How to Hide an Empire

I remember playing a pool game when I was young where one person chose a category and then called out options until the specific example one of the other players had secretly chosen came up. If I recall the game correctly, you then had to race that person across the pool. On this day, I chose the category “empires,” which left the other players wracking their brains trying to come up with enough empires for each to have one. There was the Roman Empire, sure, and the British Empire. Were the Aztec an empire? Maybe? Being a know-it-all at that age, I rattled off a bunch more (Inca, Mongol, Persian-Achaemenid, Parthian, etc, etc) before choosing another category.

I would not have included the United States in my list of empires. My understanding of the United States and its possessions at that time was what Daniel Immerwahr calls “the logo map.” That is, the lower 48 states with little corner cutouts for Alaska and Hawaii. I knew of other possessions at that time, including both bases and territories, but they did not register as parts of the United States. For Immerwahr, that gloss is part of the problem. From there, it is just a short hop to a sitting US congressperson referring to Guam, a US territory for longer than she has been alive, as a foreign country.

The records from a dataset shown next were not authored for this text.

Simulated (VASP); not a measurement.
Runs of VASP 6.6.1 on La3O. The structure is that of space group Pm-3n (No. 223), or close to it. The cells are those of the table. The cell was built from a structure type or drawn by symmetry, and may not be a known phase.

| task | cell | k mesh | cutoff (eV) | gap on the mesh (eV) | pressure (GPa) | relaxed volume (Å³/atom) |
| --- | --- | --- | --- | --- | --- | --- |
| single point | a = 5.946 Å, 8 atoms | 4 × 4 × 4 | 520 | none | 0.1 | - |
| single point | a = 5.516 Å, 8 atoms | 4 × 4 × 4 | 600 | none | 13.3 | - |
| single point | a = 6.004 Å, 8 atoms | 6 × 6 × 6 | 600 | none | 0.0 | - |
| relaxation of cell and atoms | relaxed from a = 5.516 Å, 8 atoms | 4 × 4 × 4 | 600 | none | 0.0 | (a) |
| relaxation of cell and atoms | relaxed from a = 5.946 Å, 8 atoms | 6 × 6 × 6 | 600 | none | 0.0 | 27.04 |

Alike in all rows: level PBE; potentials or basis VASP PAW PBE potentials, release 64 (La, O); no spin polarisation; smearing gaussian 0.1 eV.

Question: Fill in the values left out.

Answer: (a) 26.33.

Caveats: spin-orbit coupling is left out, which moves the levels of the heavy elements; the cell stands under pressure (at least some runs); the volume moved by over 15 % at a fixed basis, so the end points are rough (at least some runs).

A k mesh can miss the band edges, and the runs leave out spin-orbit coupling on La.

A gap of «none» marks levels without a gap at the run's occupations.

Immerwahr’s How to Hide an Empire is an intensely sophisticated, yet immensely readable history of the United States beyond the logo map. To do this, he offers two interlocking investigations.

First, how did the United States get colonial possessions and how were those possessions treated? Here, Immerwahr starts with the very early days of the American Republic, using Daniel Boone and the Indian removal acts to explore the imperialism that created the logo map and how those borders quickly became treated as eternal. Starting in the third chapter, though, Immerwahr sets sail beyond those territorial borders, first landing on the guano islands (literally islands buried under tons of bird droppings) that fueled 19th century industrial agriculture and later landing on Spanish territorial possessions around the world.

Suddenly, the United States had territorial possessions, just like the countries of Europe. Welcome to the club, wrote Kipling, with a heap of racism:

Take up the White Man’s burden—
    Have done with childish days—
The lightly proffered laurel,
    The easy, ungrudged praise.
Comes now, to search your manhood
    Through all the thankless years,
Cold-edged with dear-bought wisdom,
    The judgment of your peers!

However, for the United States, these possessions marked a turning point. Most of the states had begun their existence as territories that later applied for statehood. Would these new territories have the same privilege? The Philippines had millions of residents and a city in Manila nearly as large as any in the country. Just putting the territories to scale against the logo map was revealing (naturally, cartographers made a point of not doing this).

Of course the answer would be “no.” Even if the civilizing mission took, as they saw it, the people of the Philippines weren’t Americans. Some, and far more than most Americans thought, spoke English, but they weren’t white, which was itself disqualifying. But neither would the United States give up the territorial claim, which led to the brutal repression of the archipelago, including extensive use of “water torture,” a forerunner of modern water-boarding.

With this empire gained, Immerwahr sets out to tackle the second part of the book: why don’t people consider this an empire? After the second world war, the United States began to divest itself of imperial holdings. Alaska and Hawaii did indeed become states, while The Philippines became independent. The US kept most of the small islands, which it still uses to house military bases, but during this period it also expanded the global network of military bases that had developed for the purpose of fighting the war. Thus, Immerwahr argues, the United States went from being a territorial empire to being a “pointillist” one, capable of extending military power almost anywhere in the world. But the change in form only serves to hide the imperial structures of the United States.

How to Hide an Empire is not a celebration empire, and Immerwahr does not shy away from the atrocities committed in the name of civilization, but neither is it simply anti-imperial. Rather, Immerwahr aims to understand the consequences of this empire, identifying any number of social and cultural developments from birth control pills (developed in tests on Puerto Ricans) to the Beatles (coming of age in the shadow of a US military base) that are the consequences of American imperialism.

I have been meaning to read How to Hide an Empire since hearing Immerwahr talk about this research a few years ago. It does not disappoint. This is a meticulously researched book that offers a timely reconsideration of what the borders of the United States look like — so much so that I am seriously considering this as one of the book I assign when I get a chance to teach US history next year.

ΔΔΔ

I am still plugging away at writing about books I’ve read, and will at least be writing about Arkady Martin’s A Memory Called Empire. Since the last books post went up, I have finished Anne Zouroudi’s The Lady of Sorrows, a seven deadly sins novel that brilliantly evokes the Greek Islands. I just started C. Pham Zhang’s How Much of These Hills is Gold.